Radical overhaul – that’s the anticipated call from Henry Dimbleby on the National Food Strategy
Henry Dimbleby, the founder of healthy fast food chain Leon, was commissioned by the Westminster government to devise a National Food Strategy (NFS). It’s expected he will call for a “radical overhaul” of the food and drink system, reductions in ‘junk food’ plus a reduction in meat production when his report is released this summer.
The full report is due in July, but it is expected to be hard-hitting, with plans to tackle obesity, a clampdown on high fat, salt and sugar (HFSS), and tackling promotions and advertising. It’s claimed Dimbleby plans to go even further when his report is released in full – calling for a crackdown on highly processed foods and meats. He is also concerned about the impact of climate change and of land use of the production of these foods.
Henry Dimbleby has also been investigating how measures, such as the expansion of the soft drink sugar tax, could be used to tackle obesity. It’s been suggested by industry sources that what he is proposing is a fundamental challenge to the entire way the UK produces food and drink – calling for major change in how and what can be sold and how the food and drink sector is managed.
Dimbleby is critical of intensive farming methods and the excessive consumption of meat.

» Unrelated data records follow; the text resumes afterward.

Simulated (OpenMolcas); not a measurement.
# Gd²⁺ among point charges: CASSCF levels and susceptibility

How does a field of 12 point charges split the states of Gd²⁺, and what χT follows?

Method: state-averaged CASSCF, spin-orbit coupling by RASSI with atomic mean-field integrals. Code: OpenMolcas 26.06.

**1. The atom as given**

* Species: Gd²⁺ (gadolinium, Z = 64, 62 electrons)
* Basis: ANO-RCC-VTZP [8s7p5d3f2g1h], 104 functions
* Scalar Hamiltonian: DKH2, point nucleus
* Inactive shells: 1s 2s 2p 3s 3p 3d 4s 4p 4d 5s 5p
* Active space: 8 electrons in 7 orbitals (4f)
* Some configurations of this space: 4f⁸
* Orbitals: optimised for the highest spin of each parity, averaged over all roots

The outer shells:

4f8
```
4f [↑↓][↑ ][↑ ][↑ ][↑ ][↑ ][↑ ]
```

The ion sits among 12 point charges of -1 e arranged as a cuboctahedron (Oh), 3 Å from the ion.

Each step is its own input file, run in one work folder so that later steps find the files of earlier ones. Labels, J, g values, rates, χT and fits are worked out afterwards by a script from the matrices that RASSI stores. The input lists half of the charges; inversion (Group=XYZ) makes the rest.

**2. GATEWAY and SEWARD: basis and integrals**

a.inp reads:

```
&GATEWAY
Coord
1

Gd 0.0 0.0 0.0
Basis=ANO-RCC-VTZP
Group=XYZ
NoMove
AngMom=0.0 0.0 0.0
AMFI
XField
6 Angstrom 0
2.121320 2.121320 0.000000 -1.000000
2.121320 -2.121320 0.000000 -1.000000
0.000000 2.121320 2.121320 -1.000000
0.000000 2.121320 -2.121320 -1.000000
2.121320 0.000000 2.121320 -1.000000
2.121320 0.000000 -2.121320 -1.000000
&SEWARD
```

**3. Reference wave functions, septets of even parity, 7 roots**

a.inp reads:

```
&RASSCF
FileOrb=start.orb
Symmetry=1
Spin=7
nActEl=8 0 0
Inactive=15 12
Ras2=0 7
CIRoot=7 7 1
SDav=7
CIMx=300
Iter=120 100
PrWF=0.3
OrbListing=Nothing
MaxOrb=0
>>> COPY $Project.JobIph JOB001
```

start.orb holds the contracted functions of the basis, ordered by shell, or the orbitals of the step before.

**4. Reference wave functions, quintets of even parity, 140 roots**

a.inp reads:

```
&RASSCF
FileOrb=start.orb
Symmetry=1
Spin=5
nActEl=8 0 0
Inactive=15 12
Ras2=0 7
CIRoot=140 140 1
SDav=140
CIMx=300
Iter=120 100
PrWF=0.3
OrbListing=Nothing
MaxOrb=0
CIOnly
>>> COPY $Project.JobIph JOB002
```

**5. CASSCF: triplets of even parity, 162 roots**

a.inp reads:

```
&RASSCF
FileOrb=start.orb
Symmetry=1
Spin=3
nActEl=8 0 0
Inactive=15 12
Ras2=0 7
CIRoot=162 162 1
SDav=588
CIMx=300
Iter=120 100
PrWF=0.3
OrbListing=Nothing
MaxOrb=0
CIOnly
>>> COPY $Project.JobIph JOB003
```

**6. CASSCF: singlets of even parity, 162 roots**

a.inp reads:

Tesco has already announced that it plans for 65% of its sales to come from healthy products by 2025. Demand for plant-based products has also soared in recent years.
How much influence the final report will have with the current Westminster government is unknown. He was commissioned to do this work by Michael Gove appointment, but Gove is now moved to a different role.
The government has promised to produce a white paper in response to the strategy within six months of it coming out.